So, 5 areas of activities, none of which seemed to have resulted in anything like a "real job" or a stable viable career. But I am not bothered by the technically abysmal hit rate. I think throughout 2024 I have gotten used to things not going as planned. My first failure (an unexpectedly tough social services internship) was ego-shattering and took a long time to get over, but recovery times shortened with every subsequent disappointment. I don't take these things personally anymore.

That said, I am not numb to pain, either. In the past, I would either have hidden behind defensiveness ("Their loss!") or delusionally tried to transmute pain into rational "learnings". Now I let myself feel the sting, seeing it as a sign that I’m engaged in life.

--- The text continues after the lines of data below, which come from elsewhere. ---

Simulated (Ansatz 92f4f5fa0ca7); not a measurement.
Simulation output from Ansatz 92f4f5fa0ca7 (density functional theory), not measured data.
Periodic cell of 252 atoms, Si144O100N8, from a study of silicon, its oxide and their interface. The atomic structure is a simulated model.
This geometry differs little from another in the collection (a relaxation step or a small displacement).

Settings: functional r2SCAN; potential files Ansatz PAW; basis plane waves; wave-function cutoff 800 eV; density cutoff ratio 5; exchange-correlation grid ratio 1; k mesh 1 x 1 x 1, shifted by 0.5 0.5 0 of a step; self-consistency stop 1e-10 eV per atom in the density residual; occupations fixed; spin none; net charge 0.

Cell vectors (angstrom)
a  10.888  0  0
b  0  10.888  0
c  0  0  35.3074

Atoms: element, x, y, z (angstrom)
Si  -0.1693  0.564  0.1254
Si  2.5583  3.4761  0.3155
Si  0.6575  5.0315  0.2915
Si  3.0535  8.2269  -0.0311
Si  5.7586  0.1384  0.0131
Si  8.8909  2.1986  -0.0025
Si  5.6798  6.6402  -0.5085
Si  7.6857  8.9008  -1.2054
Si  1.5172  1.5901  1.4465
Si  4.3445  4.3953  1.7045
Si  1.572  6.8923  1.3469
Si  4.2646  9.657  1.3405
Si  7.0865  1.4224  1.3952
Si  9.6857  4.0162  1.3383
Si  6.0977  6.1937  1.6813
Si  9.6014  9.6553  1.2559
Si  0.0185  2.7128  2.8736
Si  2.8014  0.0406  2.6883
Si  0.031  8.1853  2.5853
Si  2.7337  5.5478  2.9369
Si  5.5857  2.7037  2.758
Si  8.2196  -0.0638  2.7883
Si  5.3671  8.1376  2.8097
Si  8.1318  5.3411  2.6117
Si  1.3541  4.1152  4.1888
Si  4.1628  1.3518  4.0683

A few other bits of 2024 news...

Excluding short JB trips, I travelled 5 times, all around the region: Yogyakarta and Bali, Penang, Hoi An, KL, Bangkok. KL was a solo trip, the first such trip that I had gone on since meeting Jon. (He, too, went on a solo trip.) I forgot how much I love travelling alone.

I made myself read The Penguin History of the World and War and Peace this year. Around 3,000 pages of eyesight-destroying fine print later, I regret to say that I was not much enriched by either. Way too much war for my taste. I much preferred Robert Heilbroner's The Worldly Philosophers, a romp through time with the brilliant classical economists, some of whom were very bisexual (that's Keynes).

(Subscribe for my upcoming Books of 2024 post.)

Oh and it’s also been a year of makeovers. Jon and I got perms, piercings, and learnt to put on makeup, and I sang karaoke and spoke in public for the first time. I didn’t expect turning 38 years old to be this fun.